Choose and Change the Partition Count in Kafka¶
Apache Kafka® is an open-source distributed streaming system used for stream processing, real-time data pipelines, and data integration at scale.
A topic partition is the unit of parallelism in Apache Kafka®.
For both producers and brokers, writes to different partitions can be done in parallel. This frees up hardware resources for expensive operations such as compression.
For consumers, you can have up to one consumer instance per partition (within a consumer group); any more will be idle. Therefore, the more partitions there are in a Kafka cluster, the higher the throughput for the system.
Partition formula¶
To determine the minimum number of partitions, you can use the following formula:
max(t/p, t/c) partitions, where:
- t = target throughput
- p = measured throughput on a single production partition
- c = consumption
Note that the per-partition throughput that one can achieve for a producer depends on configurations such as the batching size, compression codec, type of acknowledgment, replication factor, and more.
Consumer throughput is often application dependent since it corresponds to how fast the consumer logic can process each message.
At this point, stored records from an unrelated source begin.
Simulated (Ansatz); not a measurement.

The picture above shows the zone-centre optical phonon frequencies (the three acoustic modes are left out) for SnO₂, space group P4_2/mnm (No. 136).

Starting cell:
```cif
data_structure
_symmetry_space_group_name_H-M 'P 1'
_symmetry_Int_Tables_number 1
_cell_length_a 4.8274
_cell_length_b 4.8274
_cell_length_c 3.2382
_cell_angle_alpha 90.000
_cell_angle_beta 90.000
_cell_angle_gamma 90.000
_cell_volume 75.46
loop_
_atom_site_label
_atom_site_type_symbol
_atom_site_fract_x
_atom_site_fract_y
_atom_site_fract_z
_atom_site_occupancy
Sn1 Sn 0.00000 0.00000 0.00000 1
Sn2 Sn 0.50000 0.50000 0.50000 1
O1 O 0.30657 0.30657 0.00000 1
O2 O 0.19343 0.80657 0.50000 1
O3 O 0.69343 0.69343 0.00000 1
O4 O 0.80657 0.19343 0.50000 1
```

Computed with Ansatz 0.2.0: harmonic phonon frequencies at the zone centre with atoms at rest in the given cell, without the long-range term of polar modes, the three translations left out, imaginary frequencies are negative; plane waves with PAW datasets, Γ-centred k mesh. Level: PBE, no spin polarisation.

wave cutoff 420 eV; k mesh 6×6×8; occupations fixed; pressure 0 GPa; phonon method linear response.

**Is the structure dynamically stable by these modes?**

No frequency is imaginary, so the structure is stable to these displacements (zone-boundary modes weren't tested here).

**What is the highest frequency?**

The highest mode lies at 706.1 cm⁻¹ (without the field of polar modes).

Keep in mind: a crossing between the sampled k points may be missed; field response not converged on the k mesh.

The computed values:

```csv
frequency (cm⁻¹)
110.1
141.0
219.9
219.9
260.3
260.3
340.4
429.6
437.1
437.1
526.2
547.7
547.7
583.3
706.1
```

Partitions and message keys¶
You can increase the number of partitions over time, but you have to be careful if the messages that are produced contain keys. When Kafka publishes a keyed message, the message is deterministically mapped to a partition based on the hash of the key. This provides a guarantee that messages with the same key are always routed to the same partition, which can be important for some applications. Remember that messages within a partition are always delivered in order to the consumer. If the number of partitions changes, this delivery guarantee may no longer hold. To avoid this situation, you can purposefully over partition, meaning you create partitions based on the future growth of your application instead of the current need. [1]
Change the number of partitions¶
You can increase the number of partitions for an existing topic on a per-topic basis. Use the kafka-topics.sh CLI tool with a command similar to the following:
bin/kafka-topics.sh --bootstrap-server <broker:port> --topic <topic-name> --alter --partitions <number>
For more information on how to use the kafka-topic tool, see kafka-topics.sh and Change the retention value for a topic.
Tip
Currently each cluster can safely have up to 200,000 partitions. In the near future, when KRaft is available for production use, a Kafka cluster can potentially support up to 2 million partitions.